9 QUEBEC FEATURES AT TIFF
Quebec has nine features among the 27 films in TIFF’s Canadian lineup. Here they are.
HOCHELAGA, TERRE DES ÂMES
François Girard (Thirty Two Short Films About Glenn Gould, The Red Violin) explores the history and prehistory of Montreal over the past 750 years, beginning with a football game at Percival-Molson Stadium and going back to an Iroquois massacre in 1267.
EYE ON JULIET
Kim Nguyen (Rebelle, Two Lovers and a Bear) continues his existential exploration of other cultures with this story of an American hexapod operator who becomes intrigued by a woman he sees through the eyes of the surveillance contraption he uses to monitor a pipeline in North Africa.
OUR PEOPLE WILL BE HEALED
In her 50th film, Abenaki filmmaker Alanis Obomsawin finds a positive Indigenous story at a special school in the Manitoba First Nations community of Norway House.
TA PEAU SI LISSE
Quebec auteur Denis Côté is known for both his offbeat fiction films (Vic et Flo ont vu un ours, Curling) and his surreal documentaries (Bestiaire, Carcasses). His latest is an immersive trip into the world of bodybuilding.
A WORTHY COMPANION
Photographer brothers Carlos and Jason Sanchez make their feature debut with this story of a 30-yearold woman (Evan Rachel Wood) who becomes obsessed with a teenage runaway (Julia Sarah Stone).
ALL YOU CAN EAT BUDDHA
Ian Lagarde’s first feature injects dramatic quirk to the tale of an oddly charismatic man at an all-inclusive resort who begins performing minor miracles.
AVA
Montrealer Sadaf Foroughi’s debut feature is the semi-autobiographical tale of a teenage Iranian girl who begins to question her family’s values when her mother brings her to a doctor to test her virginity.
LES AFFAMÉS
Robin Aubert crafts an unusual zombie flick with this story of a town in rural Quebec adjusting to the postapocalypse.

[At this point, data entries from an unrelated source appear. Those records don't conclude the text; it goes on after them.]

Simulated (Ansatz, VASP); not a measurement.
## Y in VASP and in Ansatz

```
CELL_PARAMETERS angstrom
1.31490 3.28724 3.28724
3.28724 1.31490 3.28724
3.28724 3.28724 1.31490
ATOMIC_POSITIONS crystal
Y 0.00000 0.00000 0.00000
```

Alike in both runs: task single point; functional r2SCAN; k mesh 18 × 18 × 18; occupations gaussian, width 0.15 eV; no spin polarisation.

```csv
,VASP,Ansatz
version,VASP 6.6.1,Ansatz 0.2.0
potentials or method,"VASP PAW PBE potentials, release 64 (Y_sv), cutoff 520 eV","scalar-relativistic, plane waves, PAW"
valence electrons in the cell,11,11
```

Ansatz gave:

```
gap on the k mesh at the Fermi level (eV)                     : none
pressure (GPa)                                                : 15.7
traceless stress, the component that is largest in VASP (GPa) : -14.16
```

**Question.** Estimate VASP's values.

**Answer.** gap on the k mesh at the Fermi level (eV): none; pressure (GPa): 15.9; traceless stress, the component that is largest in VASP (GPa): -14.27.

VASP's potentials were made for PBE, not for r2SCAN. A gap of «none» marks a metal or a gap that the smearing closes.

LA PETITE FILLE QUI AIMAIT TROP LES ALLUMETTES
Co-director of last year’s TIFF best Canadian feature winner, Ceux qui font les révolutions à moitié n’ont fait que se creuser un tombeau, Simon Lavoie returns solo with this blackand-white adaptation of Gaétan Soucy’s 1998 novel about a pair of children left to their own devices following the death of their overbearing, religious father.